From NPR via Capitol Fax:
NPR Illinois: Your office has one initiative, House Bill 571, which would call for municipalities…to report more details about tax increment financing districts. Could you just first tell me a little bit about what that bill would accomplish? And also because such a big portion of education dollars are wrapped up in property taxes, do you believe that school districts should have a say on whether a TIF is created in their district or whether or not their dollars should be allocated to go towards a TIF, especially since not all TIFs, you know, lead to a return on investment?
Susana Mendoza: Well, look, I feel that transparency has been the hallmark of my administration, and I think that it’s also the road to restoring trust in government.
When people believe that all of the decisions related to their school district or in any environment, right, are done behind closed doors without input by the people that are actually toiling away at this endeavor, it creates distrust and animosity towards the process…
What happens is that all of these dollars are being generated and districts are missing out on money because it’s going to investments on potential job creation or economic development.
But we’ve also seen that a lot of, they’re supposed to be going to blighted areas, and a lot of these TIF dollars are not in what we would consider by any stretch of the imagination blighted areas.
The other issue with the TIFs is that, interestingly enough, the developers are the ones who choose the consultants who determine whether or not this TIF is meeting its expected goals or deliverables in a return on investment for those tax dollars. Which is an inherent conflict of interest…
So, we decided to at the very least, as part of our big reform here, is that the city would be responsible for choosing their consultant because they want somebody who will advocate for the city’s position here, not the developer’s position in this deal.

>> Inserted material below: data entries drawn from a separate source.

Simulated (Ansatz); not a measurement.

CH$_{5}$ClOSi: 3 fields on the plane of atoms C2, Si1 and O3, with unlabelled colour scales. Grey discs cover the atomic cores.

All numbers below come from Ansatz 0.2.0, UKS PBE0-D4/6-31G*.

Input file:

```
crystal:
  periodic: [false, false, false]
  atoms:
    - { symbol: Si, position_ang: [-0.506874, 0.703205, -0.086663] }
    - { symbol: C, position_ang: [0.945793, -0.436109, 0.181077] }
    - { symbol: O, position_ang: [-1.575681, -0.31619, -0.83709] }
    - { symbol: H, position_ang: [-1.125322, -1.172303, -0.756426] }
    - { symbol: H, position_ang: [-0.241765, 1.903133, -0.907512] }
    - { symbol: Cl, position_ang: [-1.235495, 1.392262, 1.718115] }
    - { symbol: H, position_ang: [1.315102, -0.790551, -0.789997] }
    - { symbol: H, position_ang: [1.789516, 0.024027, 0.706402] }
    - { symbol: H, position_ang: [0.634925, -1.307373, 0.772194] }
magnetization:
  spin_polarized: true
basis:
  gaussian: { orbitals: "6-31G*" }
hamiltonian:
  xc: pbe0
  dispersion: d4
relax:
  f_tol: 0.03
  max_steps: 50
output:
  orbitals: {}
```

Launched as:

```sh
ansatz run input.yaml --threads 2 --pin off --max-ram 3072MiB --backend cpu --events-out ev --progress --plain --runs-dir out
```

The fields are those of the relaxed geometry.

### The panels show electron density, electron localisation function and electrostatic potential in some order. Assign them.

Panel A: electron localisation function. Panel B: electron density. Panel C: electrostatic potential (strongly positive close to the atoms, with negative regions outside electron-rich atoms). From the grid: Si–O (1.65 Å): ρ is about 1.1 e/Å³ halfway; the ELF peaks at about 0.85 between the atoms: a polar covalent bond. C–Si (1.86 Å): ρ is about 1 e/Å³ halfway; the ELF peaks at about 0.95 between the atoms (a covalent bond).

Of course, the consultant’s always going to say, “This is going to pay off great in 10 years,” and it usually never does, right?
So moving forward, these TIFs will have a lot more transparency and they’re going to have to report to my office whether or not they’ve met their deliverables and what their expectations are for meeting them, their timeline, and most importantly the city will now have a vested interest in choosing a consultant that will make sure that these deliverables are legitimate.
And then that gives the constituency a much greater voice.